For the first time, Alaska officials have released a trove of exploration data to attract new companies to the North Slope oil fields, including valuable seismic surveys unveiled as part of the state's tax credit program.
The online report, rolled out last week, offers access to an unprecedented collection of data gathered from earlier exploration efforts, said Mark Wiggin, state Natural Resources deputy commissioner. He said the information would cost hundreds of millions of dollars to gather today.
The data targets three sites on the North Slope. The state wants to entice companies to bid on leases in the areas, in a special sale to be held later this year.
The sale will likely take place alongside the state's annual December lease sale that offers oil companies a chance to lease available state land on the North Slope, Wiggin said.
"This is the type of information that gets landmen to lean forward and say, 'Now you're talking,'" said Wiggin, referring to officials who pursue leases for energy companies.
"We've never done anything like this before," he said. "It's a huge amount of data."
Ideally, companies will use the information to find overlooked oil deposits, such as the huge Pikka discovery announced in 2015 that Oil Search is working to develop.
[This new Alaska field could be big — or really big.]
"The hope is there will be more discoveries and ultimately more royalties paid to the state," said Kevin Frank, a state petroleum geologist and part of the team that worked on the project for a year.
With scores of links, the report provides one-stop shopping for decades of details about numerous wells, leases and reservoir quality, including wells where oil or gas was found. That publicly available information was largely spread across different Alaska agencies and their websites, and would take an oil company months to collect, Wiggin said.
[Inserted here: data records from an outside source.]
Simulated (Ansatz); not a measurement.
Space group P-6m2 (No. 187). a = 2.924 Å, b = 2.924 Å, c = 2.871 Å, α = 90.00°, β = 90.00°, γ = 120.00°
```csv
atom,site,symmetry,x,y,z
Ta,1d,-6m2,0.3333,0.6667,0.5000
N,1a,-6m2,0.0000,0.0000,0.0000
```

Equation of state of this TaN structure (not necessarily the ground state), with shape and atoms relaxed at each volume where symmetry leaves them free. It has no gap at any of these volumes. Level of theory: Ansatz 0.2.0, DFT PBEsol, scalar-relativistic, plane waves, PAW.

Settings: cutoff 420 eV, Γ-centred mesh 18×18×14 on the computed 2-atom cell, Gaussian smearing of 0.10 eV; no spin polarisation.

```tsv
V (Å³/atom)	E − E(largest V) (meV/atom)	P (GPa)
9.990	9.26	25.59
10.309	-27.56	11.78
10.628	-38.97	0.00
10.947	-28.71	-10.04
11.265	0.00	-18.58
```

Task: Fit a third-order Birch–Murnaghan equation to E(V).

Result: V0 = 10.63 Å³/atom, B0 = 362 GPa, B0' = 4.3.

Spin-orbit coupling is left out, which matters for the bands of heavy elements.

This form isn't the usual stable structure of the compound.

A critical component is the newly-released reports of seismic surveys over the three special areas, Wiggin said.
The surveys, providing details of underground rock formations, can be released a decade after they were completed by exploration companies, under a requirement of the state's cash tax credit program. The tax credits have largely been phased out.
Dozens more seismic reports covering other areas of the North Slope are expected to be released in the coming years as deadlines are triggered under the law.
The areas to be offered in the special lease sale are:
• At Harrison Bay, just north of the large, on-shore fields now being developed by ConocoPhillips in the National Petroleum Reserve in Alaska.
• At Gwydyr Bay, north of the Prudhoe Bay oil field.
• At an area called Storms, an inland region south of Prudhoe Bay.
The report is called Special Alaska Lease Sale Areas. It's available by typing the acronym SALSA into the search bar on the state Oil and Gas division's home web page.